In a recent Maine case, McClare v. Rocha, the state’s highest court taught us how dangerous email exchanges can be. This case brought to light an issue: whether an exchange of emails between lawyers can create a contract for the sale of real estate that binds the buyer and the seller without either the buyer’s or seller’s signature. The short answer is: yes, it can happen. The result might be the same if the correct email exchange took place between brokers or bankers.
For more than 10 years, the real estate and business communities have worked with the Uniform Electronic Transactions Act . The law allows anyone to create a binding obligation by email, voice mail, fax or other electronic methods of communication that do not involve original signatures on paper.
For the real estate world, this has been a very handy tool, requiring only that each side agree (either explicitly or by implication from their actions) that they intend to be bound by electronic communications. In the McClare case, more facts will need to be proved in a trial before the buyer knows if he will be required to buy the seller’s property.
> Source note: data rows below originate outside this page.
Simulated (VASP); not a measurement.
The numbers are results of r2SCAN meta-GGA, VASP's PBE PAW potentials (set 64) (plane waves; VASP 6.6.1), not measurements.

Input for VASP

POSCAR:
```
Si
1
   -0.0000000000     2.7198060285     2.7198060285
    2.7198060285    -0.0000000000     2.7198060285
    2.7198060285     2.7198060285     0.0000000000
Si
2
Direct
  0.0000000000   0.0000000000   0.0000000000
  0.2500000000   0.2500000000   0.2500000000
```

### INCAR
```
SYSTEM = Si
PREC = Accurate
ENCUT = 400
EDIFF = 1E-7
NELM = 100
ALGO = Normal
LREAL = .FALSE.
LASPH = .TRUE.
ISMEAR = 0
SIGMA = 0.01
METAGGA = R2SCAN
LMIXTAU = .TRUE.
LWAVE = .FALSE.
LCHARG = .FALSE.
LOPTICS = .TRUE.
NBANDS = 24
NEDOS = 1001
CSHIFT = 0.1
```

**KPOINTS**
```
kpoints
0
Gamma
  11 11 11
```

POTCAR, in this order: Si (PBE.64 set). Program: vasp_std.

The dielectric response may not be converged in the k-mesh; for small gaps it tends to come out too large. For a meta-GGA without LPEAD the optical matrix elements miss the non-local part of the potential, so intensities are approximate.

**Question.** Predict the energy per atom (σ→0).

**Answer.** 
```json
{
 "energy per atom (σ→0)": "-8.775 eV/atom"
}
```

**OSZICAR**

Everyone in real estate must now be much more circumspect when choosing their email language. In particular, the words “offer” and “acceptance” appearing in an email exchange that includes a price and an identifiable property might create a binding contract, despite the absence of other details and the absence of a signature. Owners and prospective buyers of property must now be alert to the possibility that their broker, lawyer or banker might inadvertently bind them to a contract.
To avoid unexpected contractual obligations, seek experienced legal counsel to clarify electronic communications or provide instructions to the real estate industry professionals representing you in a listing, loan or negotiation.